Thursday 16 June was supposed to be a happy day, but it turned sour when news hit of All Tomorrow's Parties Iceland being cancelled.

It didn’t come as any kind of surprise, with artists having pulled out in the past few weeks, and the organisation’s financial troubles being well known, but it was a very definite end to a wonderful adventure. Barry Hogan's dream had played out three times already in Iceland, bringing world famous artists like Nick Cave, Public Enemy, Iggy Pop, and more.

By the time ATP made its way here, Iceland had already become a tourist mecca, attracting visitors with its unspoiled nature and thriving culture scene. I don’t know exactly what brought ATP Iceland to its knees, but if I were to speculate, my country’s carnal sins of poor infrastructure and lack of coordination probably played a part.

From 2005 to 2015, the number of people visiting the country of 332,529 has increased from 361,187 to 1,261,938, and the signs of wear and tear are all too apparent to locals. The government's spending on infrastructure does not reflect the sheer volume of people now travelling through the country and using its highways. News of tourists defecating by the roadside because of a lack of public toilets or leaving trash behind from a lack of bins is increasingly common. Regulation on businesses operating in the tourism sector is shoddy at best, and there is a real gold rush mentality with hotels replacing downtown shops, bars, concert venues and hobby shops, all to cash in on that tourism money before someone else beats them to it.

When I first heard of Secret Solstice two years ago, I figured it was more of the same. When my friends started singing praise of the 2014 and 2015 outings, I opened up to the idea. When they announced Deftones, Die Antwoord, and Radiohead to play this year, however, I knew I had to go.

The four-day festival is held in Reykjavík's Laugardalur area, which is renowned for its green open spaces, offering ticket holders both nature and culture at the same time. Small shops, fashion stores and food carts line the festival ground’s throughway.

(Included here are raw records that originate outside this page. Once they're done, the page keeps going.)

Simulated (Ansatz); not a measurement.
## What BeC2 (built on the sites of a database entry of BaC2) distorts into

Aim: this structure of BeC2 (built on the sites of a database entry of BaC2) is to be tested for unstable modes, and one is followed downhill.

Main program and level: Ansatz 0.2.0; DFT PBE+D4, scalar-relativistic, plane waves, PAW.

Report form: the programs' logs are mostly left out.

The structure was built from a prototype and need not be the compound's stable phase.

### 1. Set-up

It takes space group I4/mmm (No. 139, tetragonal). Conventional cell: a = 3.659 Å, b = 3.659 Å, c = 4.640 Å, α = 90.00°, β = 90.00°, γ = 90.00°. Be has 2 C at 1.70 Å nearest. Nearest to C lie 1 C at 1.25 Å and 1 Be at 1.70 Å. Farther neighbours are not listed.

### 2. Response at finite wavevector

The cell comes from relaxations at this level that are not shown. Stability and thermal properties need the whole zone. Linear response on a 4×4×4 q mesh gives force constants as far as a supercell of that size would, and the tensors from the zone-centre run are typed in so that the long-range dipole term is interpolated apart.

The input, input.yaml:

Secret Solstice by Ian Yip

The moment I step in, I'm no longer in my lukewarm and wet city, but a lukewarm and wet festival where everyone seems hell-bent on seeing as many of the 170 shows as they can while drinking as much as possible. As early as 17:00 I bump into a twenty-something stumbling out of a tent that is blasting EDM music from a Funktion One system, drunk as a skunk.

While the area opens up early and closes late on all four days, it is a ghost town until mid- to late evening, leaving DJs and artists playing earlier slots with sparse audiences. Once each night's headliners finish, the festival empties again, with most of the locals retreating home before midnight.

On the docket there is a good selection of local and international artists performing, with heavy representation from the burgeoning Icelandic hip-hop scene. Rising stars Shades of Reykjavík rap chaotically about the gangsta life of Reykjavík, spitting out half-truths and harsh realities, leaving listeners wondering if they are being serious or not. The baron of Icelandic rap Gísli Pálmi divulges his experience of the underworld to fierce beats, spitting rhymes with precision and bringing his a-game.

Emmsje Gauti by Ian Yip

Veteran artist Emmsjé Gauti (above) shows how far he's come from his juvenile roots of rapping about "loving those hoes," delivering something more akin to an R&B power show with a thumping live band. Speaking to him backstage, Gauti reflects on how his circumstances have changed since becoming a father, but it is apparent his cockiness is still present as he proclaims to be "probably the most popular rapper in Iceland."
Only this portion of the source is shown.